This being the general (not just Mavericks) Server forum and the OP asking about OS X Server, I think a little more discussion is warranted.


The OP asked about Mavericks Server, which is not affected. OS X clients are not affected.


But up through OS X Server 10.8, Apple included an NTP Server as part of the Server OS. In 10.6 and 10.7, it was a nice checkbox in the GUI. In 10.8 you had to enable it via the command line. In 10.9 and beyond, it was removed as part of the server services.
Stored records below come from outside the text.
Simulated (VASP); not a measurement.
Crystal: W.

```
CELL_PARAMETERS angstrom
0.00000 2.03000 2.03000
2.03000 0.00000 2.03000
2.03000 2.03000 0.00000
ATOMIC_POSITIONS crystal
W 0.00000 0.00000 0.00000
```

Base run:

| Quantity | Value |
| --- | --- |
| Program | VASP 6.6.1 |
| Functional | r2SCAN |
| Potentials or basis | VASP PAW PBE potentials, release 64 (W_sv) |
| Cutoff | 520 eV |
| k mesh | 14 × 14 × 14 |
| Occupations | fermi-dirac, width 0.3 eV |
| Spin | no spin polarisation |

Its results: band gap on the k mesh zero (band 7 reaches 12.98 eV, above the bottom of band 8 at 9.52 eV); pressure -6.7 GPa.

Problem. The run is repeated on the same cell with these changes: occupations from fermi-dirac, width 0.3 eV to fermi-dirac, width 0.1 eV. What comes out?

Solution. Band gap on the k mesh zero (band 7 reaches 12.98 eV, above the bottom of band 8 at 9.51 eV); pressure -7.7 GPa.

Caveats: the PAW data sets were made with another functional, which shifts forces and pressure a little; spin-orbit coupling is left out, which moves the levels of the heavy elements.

So if you're running anything less than Server 10.9, you could indeed be running an NTP Server. If you are running it and you actually need it, you should disable it until you can figure out a way to patch it up to the latest version 4.2.8 that doesn't have this vulnerability. Otherwise just disable it. There is some discussion that the OS X (and other Linux) versions of ntpd aren't affected anyway because they don't use "autokey" functionality, but that's not confirmed so best to disable or patch it.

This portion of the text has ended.